I once read a Facebook post from a woman I vaguely knew via another friend, and it was yet another perfect portrait of her married life and how "blessed" she was... later that day she was sitting behind me in a cafe that was out of town. I only realised it was her when I got up to leave. She had been crying to a friend that her husband had been unfaithful to her, and she was turning a blind eye so that she could keep him. Be very wary of people who tell you that their lives are perfect. The few friends who I know that have very good relationships with HVM men never talk about their relationships with their very nice HV men; they don't have to because there isn't much to talk about because they are happy... If someone is gushing over and over about the good points of their man, it might be because they are trying to ignore the crap bits, of which there might be many. I love that scene in Bridget Jones Diary when she's a single woman at a "smug married couples" dinner, and they are all awful married men; you wouldn't want to be married to one of the horrible, sexist, unkind men who are eyeing Bridget like she's lunch, and that's the whole point of that scene: It IS better to be single than married to an idiot...don't rush to get married. I got married in my thirties having rejected a lot of LVM in my twenties. I found a HVM and we did twenty years and wonderful children together before it gently fell apart. You are young, and bright and have the world at your feet... remember, YOU ARE THE PRIZE!
I think it is possible that a few of them have struck gold or got lucky and met somebody. I’ve noticed that it will be the people who are socially capable and attractive who pair off quite young; not just due to their attractive qualities but also they have more opportunities for meeting quality people through work. In short, you need to increase the number of men you meet. 
I’ve noticed a trend where amongst these young couples though, a lot of people are having children before getting married which tells me that the man is settling for the woman. Remember that a lot of men's worries are projection. They will sometimes marry whoever happens to be around by a certain age because *they're* the ones who are afraid of hitting the wall. Again, not HVM.
If I had stayed with my ex, he would've posted fake perfect images of us settling down for the sake of having the trophy wife and kids. We would've been accessories. Instead, I'm single and refuse to settle. Do NOT settle. Seriously.
If that happens, he is low value. 
My abusive ex looked like a HVM on the outside and peoople did not know how much I was suffering in the relationship. We rarely know the full story until the relationship is over. I'm not saying all your friends' partners are secretly LV, but some of them probably are. From my own experience, I feel that the likelihood of secret scrotery is higher the flashier a man and the relationship is (because of overcompensation and possibly narcissism). Even if they're actually HV, it's possible they wouldn't be the HVM for YOU. Sometimes when FDSers describe their (dream) partners I think to myself: "yeah, great, but not for me" and I bet others feel the same way when they hear about my partner. Finding your match is hard. High standards can sometimes make you lonely. But being stuck in a unfulfilling relationship is even lonelier. I've never felt so lost and left alone as I did when I was with my ex.

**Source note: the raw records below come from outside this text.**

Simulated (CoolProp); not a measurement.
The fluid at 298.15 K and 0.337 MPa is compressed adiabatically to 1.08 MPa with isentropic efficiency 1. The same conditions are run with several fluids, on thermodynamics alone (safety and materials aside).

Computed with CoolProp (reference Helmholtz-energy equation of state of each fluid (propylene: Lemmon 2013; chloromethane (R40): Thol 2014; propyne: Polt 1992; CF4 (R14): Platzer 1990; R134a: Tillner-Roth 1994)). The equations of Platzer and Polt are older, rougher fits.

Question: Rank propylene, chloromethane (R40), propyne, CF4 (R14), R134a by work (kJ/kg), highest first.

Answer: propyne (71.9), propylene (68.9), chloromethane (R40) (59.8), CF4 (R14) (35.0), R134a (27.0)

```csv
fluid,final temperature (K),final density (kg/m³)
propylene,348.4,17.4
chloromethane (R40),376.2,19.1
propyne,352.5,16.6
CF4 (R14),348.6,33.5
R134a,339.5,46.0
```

They might be HV. They might not. It's hard to tell from the outside. Focus on your studies, and make time for hobbies and social connections if you can. 26 is young honey, no need to rush. And lose the "low value magnet" mentality. You don't need that self-fulfiling prophecy.
I'm noticing it too; not even one friend I have is single and we're still in our early 20's. All their relationships seem wonderful on social media, their bfs are proposing and planning gateaways and big vacations and writing long ass paragraphs on their posts saying how much they love my friends. What I know is:
🤡 The bf of a friend proposed recently. He watches porn regularly, she says she doesn't mind. I took the time to check his ig following and it was no surprise to find many ig model accounts (models that look nothing like my friend, btw).
🤡 The friend who went on a trip with her 'so wonderful' bf had to pay half of everything. Her bf even lent her money and she's still, to this day, paying him back. She says she's independent and strong and doesn't need her bf to pay for her stuff.
🤡 Another friend is about to move in with her bf thinking that she's got an upgrade when in reality, she's up to be the mommy-bang-maid of this dude.
We're all sold romantic fantasies since we're little girls and when we see other women living those fantasies, we feel bad about ourselves. We think we're missing out (socialization is a bitch, isn't it?) My point is: even if they're happy at the moment with their relationships, the guys aren't HV. HVM aren't abundant, we all know it, and just because someone is getting married, buying a house or expecting a baby DOES NOT mean they're in a healthy and happy relationship. I'd rather be single than in my friends' shoes. Also, do you know what will never lie to you, betray you or hurt you? Yup, your master's degree! Go get it girl!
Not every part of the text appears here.